Falling loonie is the world’s way of doing us a favour

Posted on January 10, 2014 in Policy Context

TheStar.com – Business/Economy – When you are globally regarded as a resource economy, and resources plunge in price, as they have, the value of your currency will drop accordingly.
Jan 10 2014.   By: David Olive

As the loonie explores new depths each day, it seems – slumping to a three-year low of 92.56 cents (U.S.) on Wednesday – it’s tempting to be wistful about the years when the loonie was above parity against the greenback.

Better, though, that we figure out what the world is telling us by devaluing our currency.

The loonie has long been over-valued.

Like any commodity, the loonie’s value is determined by supply and demand. Until recently, demand for the Canadian dollar over the past decade has been unprecedented, driving its value upward.

The strength of Canada’s public finances – 11 consecutive years of federal surpluses ahead of the Great Recession, a record unmatched elsewhere among major economies – eventually caught the eye of global currency traders seeking sound currencies backed by sound public finances.

At the same time, in the 2000s, Canada earned international recognition as the world’s second-largest source of oil reserves, trailing only Saudi Arabia. Again, the largely foreign-financed rush to develop the Athabasca treasure house required offshore investors to purchase loonies to make the multibillion-dollar investments in new and expanded Alberta oilsands projects. The resulting increased demand for Canadian dollars put still more upward pressure on the loonie’s value.

The previous decade was also marked by Ottawa’s benign regard for offshore takeovers of Canadian industrial assets, in what seemed like a yard sale of iconic names including Alcan Inc., Inco Ltd., Falconbridge Ltd. (including its fabled Noranda assets), Stelco Inc., Dofasco Ltd. and others. Again, these acquisitions required the offshore buyers to purchase loonies to finance the deals, keeping demand and thus the price of the loonie high.

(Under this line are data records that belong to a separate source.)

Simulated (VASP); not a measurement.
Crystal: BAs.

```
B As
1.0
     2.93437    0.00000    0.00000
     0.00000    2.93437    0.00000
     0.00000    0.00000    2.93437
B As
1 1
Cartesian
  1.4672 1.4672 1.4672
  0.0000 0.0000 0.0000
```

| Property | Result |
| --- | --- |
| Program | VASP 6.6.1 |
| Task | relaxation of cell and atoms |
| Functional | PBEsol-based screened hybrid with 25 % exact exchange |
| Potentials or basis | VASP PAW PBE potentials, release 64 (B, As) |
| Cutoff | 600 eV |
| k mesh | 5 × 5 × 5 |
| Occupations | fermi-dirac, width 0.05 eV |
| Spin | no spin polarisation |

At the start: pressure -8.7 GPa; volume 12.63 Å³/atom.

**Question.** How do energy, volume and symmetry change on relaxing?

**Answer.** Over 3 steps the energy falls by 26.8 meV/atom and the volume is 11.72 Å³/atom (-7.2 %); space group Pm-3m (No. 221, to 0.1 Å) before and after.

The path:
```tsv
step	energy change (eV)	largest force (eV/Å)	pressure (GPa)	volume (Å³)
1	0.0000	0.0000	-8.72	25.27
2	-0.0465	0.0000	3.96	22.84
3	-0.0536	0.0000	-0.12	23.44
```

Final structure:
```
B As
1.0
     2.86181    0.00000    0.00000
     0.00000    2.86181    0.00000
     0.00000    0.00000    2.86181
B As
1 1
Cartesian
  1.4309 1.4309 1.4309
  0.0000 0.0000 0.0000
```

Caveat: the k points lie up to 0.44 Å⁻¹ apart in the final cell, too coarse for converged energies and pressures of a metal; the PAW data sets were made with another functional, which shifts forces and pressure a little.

Come the Wall Street meltdown of 2008-09, the strength of Canada’s financial sector in comparison with the urgent need for government bailouts in every other major economy reinforced Canada’s reputation as a “safe harbour” for offshore funds, as Toronto earned distinction as one of the world 10 most influential financial centres.

Finally, the past decade has been marked by a commodities boom. And Canada, for all its efforts to evolve into a more balanced economy, remains a resource-based, export-driven economy. Certainly it is perceived that way by the global currency traders who help set the loonie’s price on world markets.

The tables are turned.

The conditions listed above were, in the main, unsustainable.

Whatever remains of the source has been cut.